Boundary conditions for a man-made pond

Padawan Posts: 52 Join Date: 10/8/13 Recent Posts
Hello,

I am relatively inexperienced in FLOW and as a result have been unable to produce what I believe to be realistic flows fields for my model of a man-made waste water pond.

I have attached a schematic describing the scenario. Flow enters through a pipe at an average rate of 0.023 m3/s (on left). It then exits the pond through a weir (on right) where the Q-H relationship is:

flow = 0, H = 0
flow = 0.023 m3/s H = 0.065 m

where H is height of water above the weir. I have tried the following configurations for my flow boundaries/discharges:

Total discharge time series boundary (0.023 m3/s) in and Q-H water level boundary out (flow = 0, H = 0; flow = -0.023 m3/s H = 0.065 m)
Discharge operation at inlet (0.023 m3/s) and discharge operation at outlet (-0.023 m3/s)
Discharge operation at inlet (0.023 m3/s) and Q-H water level boundary at outlet (flow = 0, H = 0; flow = -0.023 m3/s H = 0.065 m)

None of these seem to produce a flow field where water enters the pond and is channeled out at the outlet. Can anyone advise me as to what the boundaries should look like? Perhaps am I making a mistake in terms of defining my flows as positive/negative when they shouldn't be?

I was also wondering if I should be setting my initial water level to 0.065m or 0. In real life water is continuously flowing over the weir. Since I want to start my model with flow over the weir, my thinking is that I want my I.C. for water level to be greater than zero rather than waiting for the water level to rise before flow over the weir and out of the pond commences. Does this make sense?

Much appreciated,

Martin
Richard Measures, modified 6 Years ago.

RE: Boundary conditions for a man-made pond (Answer)

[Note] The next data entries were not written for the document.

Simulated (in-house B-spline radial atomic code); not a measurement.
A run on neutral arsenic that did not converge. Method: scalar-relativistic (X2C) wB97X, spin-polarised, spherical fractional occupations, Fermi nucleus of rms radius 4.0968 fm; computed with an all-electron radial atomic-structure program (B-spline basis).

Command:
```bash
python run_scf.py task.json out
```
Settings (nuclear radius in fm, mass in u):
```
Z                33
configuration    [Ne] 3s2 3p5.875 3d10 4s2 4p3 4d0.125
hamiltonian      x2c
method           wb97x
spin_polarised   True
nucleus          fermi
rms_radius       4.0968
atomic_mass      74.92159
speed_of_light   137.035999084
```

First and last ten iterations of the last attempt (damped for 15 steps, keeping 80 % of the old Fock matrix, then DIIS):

Jedi Knight Posts: 178 Join Date: 3/23/11 Recent Posts
Hi Martin

For open boundaries (e.g. total discharge and Q-H) the sign convention for flow depends on the grid indexing. i.e. if your grid indexing increases from left to right (west to east) and you wanted flow from left to right, then boundaries would have a positive flow. (i.e. flow in the direction of the grid orientation is positive, flow opposite to the grid orientation is negative). Generally (but not always) the indexing increases from left to right and bottom to top so I would expect your Q-H boundary should have:
Q = 0, H = 0
Q = 0.023, H = 0.065
it may also be good to have a higher flow point on your Q-H curve for stability e.g.
Q = 0.046, H = 0.13

Alternatively you could use a Time-series vs head downstream boundary and set a constant head of 0.065.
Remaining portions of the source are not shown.